Dead Sushi is a silly, light Japanese gorefest from Noboru Iguchi, the director of The Machine Girl and Zombie Ass: Toilet of the Dead. If you've seen one of these films, you've seen them all. But the same could be said of films about boxing or sad death row dramas. The question is whether or not this sort of thing floats your boat. If it does, Dead Sushi will give you everything you could hope for. If seeing a girl's dismembered head get pinned tongue-to-tongue to her boyfriend's face with a flying killer fish puts you off, look elsewhere.

Dead Sushi focuses on young sushi chef Keiko as she attempts to live up to her father's legacy as a sushi master. Even though this is a Japanese film, Papa's sushi training looks more like a kung-fu battle. In the end, Keiko's femininity robs her of sushi success ("You smell like a woman, which only adds to the fish smell") and she must find employment elsewhere.

Luckily, that harsh training made her a bit of a badass, both in the ring and in the kitchen. This comes in handy when a dirty vagrant appears at Keiko's new job and unleashes a bunch of killer sushi that can fly through the air and reanimate the dead.

With a plot so involved with the creation of sushi, Dead Sushi would make a great double feature with the short documentary Jiro Dreams of Sushi. Anyone who felt that film was missing a certain modicum of cartoony ultra violence will find lots to love here. Also, Dead Sushi's many many shots of people slobbering rice out of their mouths will cure you of your massive jones for Jiro's fatty tuna. It's less fun eating salmon roe when you just watched one chew off a lady's tongue.

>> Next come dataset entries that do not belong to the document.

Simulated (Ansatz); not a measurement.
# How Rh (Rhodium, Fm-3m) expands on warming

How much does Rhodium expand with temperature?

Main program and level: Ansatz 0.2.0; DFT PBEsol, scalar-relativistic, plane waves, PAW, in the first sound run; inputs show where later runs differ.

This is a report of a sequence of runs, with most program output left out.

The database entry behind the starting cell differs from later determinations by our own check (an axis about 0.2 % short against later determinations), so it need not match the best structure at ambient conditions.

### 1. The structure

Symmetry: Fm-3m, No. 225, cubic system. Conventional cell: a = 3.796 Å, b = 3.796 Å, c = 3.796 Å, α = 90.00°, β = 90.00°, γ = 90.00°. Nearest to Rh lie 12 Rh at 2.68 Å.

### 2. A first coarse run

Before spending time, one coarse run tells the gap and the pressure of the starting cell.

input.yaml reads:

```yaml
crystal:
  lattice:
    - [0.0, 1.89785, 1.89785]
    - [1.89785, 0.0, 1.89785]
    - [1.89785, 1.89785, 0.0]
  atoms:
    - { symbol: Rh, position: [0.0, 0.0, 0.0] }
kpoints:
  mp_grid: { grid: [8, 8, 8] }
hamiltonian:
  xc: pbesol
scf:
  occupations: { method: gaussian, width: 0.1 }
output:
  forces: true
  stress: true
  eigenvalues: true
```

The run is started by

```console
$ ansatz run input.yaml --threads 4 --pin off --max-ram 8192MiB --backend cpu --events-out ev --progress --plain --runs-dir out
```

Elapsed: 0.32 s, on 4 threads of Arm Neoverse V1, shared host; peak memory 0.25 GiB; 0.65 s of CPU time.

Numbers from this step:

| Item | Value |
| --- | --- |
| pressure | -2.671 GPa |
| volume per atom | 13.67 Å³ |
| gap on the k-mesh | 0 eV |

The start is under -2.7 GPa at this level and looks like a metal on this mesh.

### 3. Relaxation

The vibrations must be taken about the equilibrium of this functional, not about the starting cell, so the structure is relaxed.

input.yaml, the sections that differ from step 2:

Jiro Dreams of Sushi also kind of prepares you for all the sushi talk in the film. For instance, a plot point revolves around egg sushi, which people often dismiss even though it reveals the true gifts of a sushi chef. If I hadn't watched Jiro, I'd think this film was just being randomly dramatic. But no, that's really a part of sushi culture. Such an education also aids lines like, "When you hurt a sushi chef's pride, his next dish is death!"

Unfortunately, Dead Sushi's frequently crosses the line between low budget sympathies and low grade silliness. It relies too heavily on awful looking CG blood sprays and goofy sound effects (when two people kiss it sounds like someone being eaten alive by a snot monster). As Keiko befriends an acid-vomit spewing egg sushi, you sense the fun Noboru Iguchi shoots for but also a sense that raw weirdness isn't good enough. He rarely does anything special with it. Before long, we're stuck with tons of sushi flying through the air without much invention. None of the wacky sushi stuff in the film can compete with the highly choreographed physical comedy of an early scene in which Keiko defeats a handful of violent men by beating them with their own clothes, leaving them defeated, nude and with achy, achy testicles. You can see the craft of such a scene. Everything else feels much more carefree and meaningless.

These crazy Japanese comedy gore fests often run a half hour too long. Dead Sushi is no exception. The film doesn't even have that much gore. It's just crazy enough to make us anticipate more craziness than it actually delivers. After a while, the film just grows tiresome and runs out of ideas. Still, when it's on, it's on. And if you know what you're getting into, you'll find enough laughs to make it worth your while.